We have previously reported on the trial judge’s decision in this case.
The trial judge found the borrowers were the victims of a fraudster but as the lender was found to have engaged in pure asset lending the judge set aside the mortgage in its entirety.
The lender found this grievously unjust as a large portion of the monies advanced were used to pay out an existing mortgage. Thus the borrower, who had heavily mortgaged property before the lender came along, was granted a windfall gain by the trial judge as the decision left the borrowers with a clear title.
The trial judge held that St George Bank Ltd v Trimarchi NSWCA 120 was authority for the rule, that where an unjust loan is used to discharge a mortgage loan which was itself unjust, the discharge of the earlier loan does not constitute an unwarranted benefit to the borrower. He then found that case applied:
In summary, I conclude that since the earlier mortgages were in substance third party mortgages, and they had the features to which I have drawn attention, they were unjust within the meaning of the Contracts Review Act and accordingly, the fact that the First Mortgage moneys went to repay, at least in part, the earlier loan which itself replaced earlier loans, was not a benefit to the borrowers, because each of those loans was unjust, and because of that conclusion, it follows that the discharge of the loans, by incoming lenders, did not amount to any benefit to the borrowers of a kind which necessitates any credit to be given.
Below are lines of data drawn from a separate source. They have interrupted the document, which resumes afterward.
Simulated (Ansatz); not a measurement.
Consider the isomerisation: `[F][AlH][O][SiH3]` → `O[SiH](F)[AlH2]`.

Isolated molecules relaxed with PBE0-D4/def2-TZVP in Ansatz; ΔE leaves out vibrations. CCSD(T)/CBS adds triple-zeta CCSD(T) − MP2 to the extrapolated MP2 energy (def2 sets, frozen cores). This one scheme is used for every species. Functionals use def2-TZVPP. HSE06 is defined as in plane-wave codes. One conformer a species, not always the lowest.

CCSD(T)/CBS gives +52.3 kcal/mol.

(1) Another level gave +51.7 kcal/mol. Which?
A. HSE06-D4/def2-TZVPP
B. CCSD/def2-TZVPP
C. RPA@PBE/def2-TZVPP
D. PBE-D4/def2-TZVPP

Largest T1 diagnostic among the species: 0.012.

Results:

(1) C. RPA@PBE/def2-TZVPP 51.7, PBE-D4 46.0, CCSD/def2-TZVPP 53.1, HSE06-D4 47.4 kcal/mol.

The Appeal Court held that although the judge made a finding that the earlier mortgage was unjust it was necessary for him to make a finding that it would have been set aside before he could invoke Trimarchi.
The Appeal Court then considered whether such finding could have been made. The answer was based on the scant evidence available on the earlier transactions it could not:
It follows that there is no sound basis for determining whether the second mortgage and the discharge of the third mortgage made the borrowers better or worse off. There is also no sound basis for determining what would have happened had the respondents refused (or been advised to refuse) to enter into the second Mortgage.
An even stronger argument is that no finding can be made that, if the borrowers had taken action the first Mortgage or to have it declared unenforceable they would have succeeded in obtaining relief.
The Appeal Court then considered who bore the onus in Trimarchi style defences and decided it lay with the borrower.
The borrowers bore the onus of establishing the facts justifying an exercise of discretion in their favour. Once the lender adduced evidence that funds advanced to the respondents were used to discharge existing mortgages over the Land, the borrowers had to establish facts justifying orders relieving them from the obligation to repay those earlier moneys.
Due to the availability of the Trimarchi defence Bransgroves recommends that lenders consider using special purpose vehicles.